3. Harmonization with Existing Laws
The criminalization of marital rape must be harmonized with existing civil remedies under the Protection of Women from Domestic Violence Act, 2005. While the PWDVA provides protection orders and civil relief, it must operate alongside criminal prosecution to ensure comprehensive justice. A coordinated framework would prevent legal ambiguity and duplication of proceedings.
4. Judicial Sensitization and Interpretation
Judges and law enforcement authorities must adopt a constitution-centric and victim-sensitive approach while dealing with cases of sexual violence within marriage. Regular training and sensitization programs are essential to dismantle stereotypes surrounding marital consent and sexual entitlement. Judicial interpretation should consistently prioritize dignity, autonomy, and constitutional morality over societal norms.
5. Strengthening Victim Support Mechanisms
Survivors of marital rape often face social stigma, economic dependency, and fear of retaliation. The State must strengthen:
• Access to free legal aid
• Counseling and mental health services
• Shelter homes and rehabilitation programs
Victim-centric mechanisms are essential to ensure that legal reform translates into actual access to justice rather than symbolic change.
6. Societal Awareness and Education
Legal reform must be accompanied by long-term societal transformation. Public awareness campaigns, inclusion of consent education in school curricula, and community-level sensitization programs are necessary to challenge deep-rooted patriarchal beliefs that normalize sexual entitlement within marriage. Consent must be understood as ongoing, revocable, and essential to all intimate relationships.

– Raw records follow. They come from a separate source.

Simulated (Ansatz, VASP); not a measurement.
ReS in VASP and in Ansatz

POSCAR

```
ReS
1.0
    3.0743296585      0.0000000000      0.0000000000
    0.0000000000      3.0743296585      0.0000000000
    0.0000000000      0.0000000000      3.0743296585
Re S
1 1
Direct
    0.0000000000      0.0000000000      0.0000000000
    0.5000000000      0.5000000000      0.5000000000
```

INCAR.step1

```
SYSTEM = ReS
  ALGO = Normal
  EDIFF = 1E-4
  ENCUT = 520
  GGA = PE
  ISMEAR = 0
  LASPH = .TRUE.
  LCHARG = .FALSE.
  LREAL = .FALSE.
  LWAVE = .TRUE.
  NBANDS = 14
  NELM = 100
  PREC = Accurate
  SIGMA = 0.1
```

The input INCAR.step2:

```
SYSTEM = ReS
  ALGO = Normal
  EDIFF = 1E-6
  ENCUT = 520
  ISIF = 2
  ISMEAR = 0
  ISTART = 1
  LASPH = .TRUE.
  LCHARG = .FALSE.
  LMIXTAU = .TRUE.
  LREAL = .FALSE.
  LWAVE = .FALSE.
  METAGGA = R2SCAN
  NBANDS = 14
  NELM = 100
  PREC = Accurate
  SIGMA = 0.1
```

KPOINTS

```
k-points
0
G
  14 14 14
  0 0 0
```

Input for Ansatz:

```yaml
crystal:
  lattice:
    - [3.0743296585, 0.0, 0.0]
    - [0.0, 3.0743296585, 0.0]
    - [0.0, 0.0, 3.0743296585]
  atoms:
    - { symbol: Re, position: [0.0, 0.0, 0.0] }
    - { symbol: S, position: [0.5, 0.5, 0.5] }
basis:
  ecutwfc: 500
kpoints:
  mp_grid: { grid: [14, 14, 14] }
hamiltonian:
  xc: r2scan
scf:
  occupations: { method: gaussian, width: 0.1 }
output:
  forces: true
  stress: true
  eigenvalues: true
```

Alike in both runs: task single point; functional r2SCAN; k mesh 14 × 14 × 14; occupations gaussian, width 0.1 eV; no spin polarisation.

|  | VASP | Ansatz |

7. Compliance with International Obligations
India must align its domestic laws with its international commitments under CEDAW and other human rights instruments. Periodic review mechanisms and parliamentary oversight can ensure compliance with global standards and reinforce India’s commitment to gender justice.
8. Gradual and Monitored Implementation
Given the sensitive nature of the issue, criminalization may be accompanied by phased implementation and periodic review. Data collection, impact assessment, and judicial feedback will help refine the law and address unintended consequences without diluting its core objective.
Conclusion
The continued existence of the marital rape exception reflects a fundamental disconnect between India’s constitutional guarantees and its criminal law framework. By presuming irrevocable consent within marriage, the law denies married women equal protection against sexual violence and undermines their bodily autonomy and dignity. Such a classification based solely on marital status is incompatible with Articles 14 and 21 of the Constitution, which protect equality, personal liberty, and the right to live with dignity.
Judicial developments in India, particularly those recognizing privacy, sexual autonomy, and decisional freedom as integral to fundamental rights, have substantially weakened the moral and legal foundation of the marital rape exception. Comparative legal practices across jurisdictions such as the United Kingdom, United States, South Africa, and Australia further demonstrate that criminalizing marital rape strengthens rather than destabilizes the institution of marriage by reinforcing consent and mutual respect. India’s continued retention of the exception places it at odds with international human rights standards and evolving global jurisprudence.
Criminalizing marital rape is therefore not merely a matter of legal reform but a constitutional necessity rooted in gender justice and constitutional morality. While concerns regarding misuse must be addressed through procedural safeguards, they cannot justify the denial of criminal remedies to victims of serious sexual violence. Recognizing marital rape as an offence would affirm that marriage does not override consent and that fundamental rights do not cease at the threshold of the marital home.
FAQS
1. What is marital rape under Indian law?
Marital rape refers to non-consensual sexual intercourse by a husband with his wife. Under Indian law, Exception 2 to Section 375 IPC excludes marital rape from the definition of rape if the wife is above 18 years of age.
2. Is marital rape a criminal offence in India?
At present, marital rape is not criminalized in India for wives above 18 years. However, sexual intercourse with a minor wife is considered rape as per the Supreme Court’s decision in Independent Thought v. Union of India (2017).
3. Does marriage imply permanent consent to sexual relations?
No. Modern constitutional jurisprudence recognizes consent as continuous and revocable. Judicial reasoning in cases related to privacy and bodily autonomy rejects the notion of irrevocable marital consent.
4. What legal remedies are available to a victim of marital rape?
Although criminal prosecution for rape is unavailable, victims can seek civil remedies under the Protection of Women from Domestic Violence Act, 2005, including protection orders, residence rights, and compensation.
5. Why is the criminalization of marital rape controversial?
The issue is controversial due to concerns regarding misuse of law, impact on marital relationships, and evidentiary challenges. However, critics argue that these concerns cannot override fundamental rights to dignity, equality, and bodily autonomy.